When "The Sopranos" hit the small screen in 1999, there wasn't a leading character on television to compare to troubled patriarch Tony Soprano. Sure, the big screen had long since made room for complex antiheroes. Heck, Robert De Niro, Al Pacino, Clint Eastwood crafted careers by bringing those types to life. But TV is different.
Viewers develop long-term relationships with the familiar faces on weekly dramas. Audiences were used to cheering for the good guys they knew and loved and waiting for the baddies to finally get what was coming to them. So why would they tune in to see a lead like Tony Soprano?
Because of an actor like James Gandolfini.

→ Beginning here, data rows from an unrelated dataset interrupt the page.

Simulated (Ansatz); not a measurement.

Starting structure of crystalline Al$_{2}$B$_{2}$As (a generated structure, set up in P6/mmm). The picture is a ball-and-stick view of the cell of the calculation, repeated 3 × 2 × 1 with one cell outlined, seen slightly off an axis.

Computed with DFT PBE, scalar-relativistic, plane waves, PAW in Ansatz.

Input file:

It would have been easy to play Tony bigger than life -- he was a bigger than life character. He was equal parts tough guy, wise guy, ruthless killer and devoted father, flawed husband and struggling soul. That's what made him a tough sell. But Gandolfini somehow balanced the exaggeration that was inherent to the world of a crime boss with the mundane, every-man existence behind it. Sure, he cracked open a few heads, but he also fed the ducks that called his pool home. He was quick on the trigger, but he was also a hit around the barbecue.
"The decent part of Tony, the part that stood in for the tragically wasted human potential Dr. Melfi kept trying to tease out and embrace, came from Gandolfini," New York Magazine writer Matt Zoller Seitz wrote shortly after the actor's death. "His humanity shone through Tony's rotten fa?ade. When people said they sensed good in Tony, it was Gandolfini they sensed."
Gandolfini made Tony real. He made the unlikable, likable.
"I once asked ('Sopranos' creator) David Chase what did it (mean) to find Gandolfini, and he looked at me as though I was crazy," GQ writer and author of "Difficult Men" Brett Martin told TODAY. "He said, 'It meant everything.' What he brought to that role, the depth and the humanity and the kind of soulfulness, as well as the ugliness and the anger. It changed television forever, really."
Gandolfini's appealing portrayal of a gritty, unappealing guy ushered in the era of the modern TV antihero. The bad guys, the morally ambiguous guys, the not-your-typical-leading-man guys -- their time had finally come.
But not just on television. As New York Times' TV writer Bill Carter noted on TODAY Thursday, he also changed it for film actors. "The centerpoint of drama moved from movies to television after 'The Sopranos,' and great actors said, 'I can do TV now, because look what this guy is doing,'" he said. "He was dominating the whole dramatic field."
Which means there are plenty of actors from all over Hollywood who owe a debt of gratitude to Gandolfini. If viewers hadn't connected to his portrayal of Tony Soprano, would they have even had the chance to connect to Michael C. Hall's portrayal of Dexter Morgan in "Dexter"? The serial killer with a moral compass may seem miles away from the mobster, but both characters possess a strong sense of right and wrong, as well as a taste for bloody business. Tony came first. He was the test. In passing the test, Gandolfini made way for Hall and many others.
Jon Hamm's downward spiral as Don Draper on "Mad Men" is often Tony-esque, especially in the way he can hop from his mistress's arms to his marital bed without a moment's regret. Bryan Cranston's far darker descent as Walter White on "Breaking Bad" sees a basically good -- or at-one-time good -- man find a way to justify death and destruction, just as Tony did again and again. And Michael Chiklis' brutal-with-cause Vic Mackey on "The Shield" shared Tony's satisfaction in "convincing" an enemy to divulge hidden information.
They all benefitted from the ground Gandolfini broke -- as do audiences, who get to enjoy some of the most complex characters to ever grace the small screen.